Congressional Urban Caucus Chair Says We Must Invest in and Treasure the Nation's Parks
WASHINGTON, May 3 /PRNewswire-USNewswire/ -- America's national, state and local parks provide a place of serenity and relaxation to the thousands of visitors who gather there every year, yet investment in their preservation isn't seen as a high priority and that's something Congressman Chaka Fattah (D-PA), Chair of the Congressional Urban Caucus, wants to change.
With Fairmount Park, one of the nation's largest urban parks (9,200 acres) sitting in the heart of Philadelphia and Fattah's Congressional District, he says he understands the social and financial benefits of investment in the urban treasures.
According to Fattah, the importance of creating and preserving our nation's urban parks cannot be underestimated: "Urban parks can't be separated from broader urban revitalization efforts. Open spaces provide a place where children and adults alike can play, exercise and relax and where businesses can invest in the economic and social development of the community."
Hoping to highlight the role of parks in urban areas, Fattah recently invited leaders from the Administration and various economic, academic and parks organizations to a briefing on the impact of urban parks.
The attendees were addressed by a panel of experts including Susan Wachter, Professor of Financial Management, Wharton School of Business, University of Pennsylvania; Eddie George, ASLA, former NFL player and landscape architect; Joe Hughes, a professor at the Georgia Institute of Technology and Salin Geevarghese, Senior Advisor, Office of Sustainable Housing & Communities, U.S. Department of Housing and Urban Development (HUD).
Talking about the benefits of parks, these experts agreed that investing in green spaces is not just about environmental sustainability. Instead park investment needs to be seen as being part of a much larger narrative regarding the role of the federal government in combating the recession and disinvestment in urban cores.
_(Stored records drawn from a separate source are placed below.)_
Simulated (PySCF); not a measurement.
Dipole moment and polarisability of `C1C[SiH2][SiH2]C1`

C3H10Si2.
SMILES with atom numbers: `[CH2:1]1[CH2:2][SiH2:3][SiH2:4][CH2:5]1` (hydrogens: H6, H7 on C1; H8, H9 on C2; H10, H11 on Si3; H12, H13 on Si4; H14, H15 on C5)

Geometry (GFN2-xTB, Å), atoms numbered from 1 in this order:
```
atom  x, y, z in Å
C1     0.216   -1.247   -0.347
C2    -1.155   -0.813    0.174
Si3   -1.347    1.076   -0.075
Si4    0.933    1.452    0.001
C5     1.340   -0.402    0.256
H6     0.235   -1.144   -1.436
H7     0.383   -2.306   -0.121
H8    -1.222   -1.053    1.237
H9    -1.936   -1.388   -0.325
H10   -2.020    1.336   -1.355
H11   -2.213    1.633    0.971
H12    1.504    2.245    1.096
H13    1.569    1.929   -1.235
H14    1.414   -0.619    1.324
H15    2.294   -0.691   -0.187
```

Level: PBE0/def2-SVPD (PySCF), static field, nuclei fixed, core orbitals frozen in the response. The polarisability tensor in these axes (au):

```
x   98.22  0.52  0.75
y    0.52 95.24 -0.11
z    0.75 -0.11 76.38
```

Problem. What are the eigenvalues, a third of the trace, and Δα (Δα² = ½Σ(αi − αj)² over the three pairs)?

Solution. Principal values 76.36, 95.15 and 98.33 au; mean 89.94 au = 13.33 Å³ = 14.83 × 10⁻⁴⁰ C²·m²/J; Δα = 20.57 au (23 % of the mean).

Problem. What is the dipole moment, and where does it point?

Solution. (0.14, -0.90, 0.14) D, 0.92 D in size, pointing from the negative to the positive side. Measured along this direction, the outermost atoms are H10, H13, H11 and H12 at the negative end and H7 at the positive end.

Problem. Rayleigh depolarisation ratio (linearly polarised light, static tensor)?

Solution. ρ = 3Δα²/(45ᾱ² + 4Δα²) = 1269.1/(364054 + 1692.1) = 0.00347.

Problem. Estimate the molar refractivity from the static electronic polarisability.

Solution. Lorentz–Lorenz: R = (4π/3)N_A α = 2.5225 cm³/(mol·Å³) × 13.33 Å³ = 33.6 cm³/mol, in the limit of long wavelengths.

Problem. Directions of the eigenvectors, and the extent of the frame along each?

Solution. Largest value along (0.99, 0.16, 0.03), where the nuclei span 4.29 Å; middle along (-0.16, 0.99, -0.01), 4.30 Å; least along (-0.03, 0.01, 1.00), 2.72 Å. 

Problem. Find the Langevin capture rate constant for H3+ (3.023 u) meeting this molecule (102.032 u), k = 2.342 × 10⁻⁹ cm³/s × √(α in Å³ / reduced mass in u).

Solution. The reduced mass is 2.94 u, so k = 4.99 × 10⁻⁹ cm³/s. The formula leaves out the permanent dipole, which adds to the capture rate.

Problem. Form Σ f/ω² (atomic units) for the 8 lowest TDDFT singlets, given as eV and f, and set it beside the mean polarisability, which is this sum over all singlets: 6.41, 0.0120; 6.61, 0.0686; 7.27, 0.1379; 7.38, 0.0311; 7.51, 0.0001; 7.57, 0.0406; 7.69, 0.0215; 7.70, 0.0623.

By spending money on park infrastructure projects, the government can put Americans back to work, while creating stronger and more dynamic urban neighborhoods. Or as Professor Joe Hughes remarked, "parks play a role in market restoration, value creation, job creation, green space development, and neighborhood stabilization."
The briefing was hosted by members of the Congressional Urban Caucus' Urban Parks Taskforce (including representatives Fattah, Turner, and Sires) and sought to begin a dialogue between the Administration, Congress, city representatives, and advocates of green space about the value and role of parks in urban areas.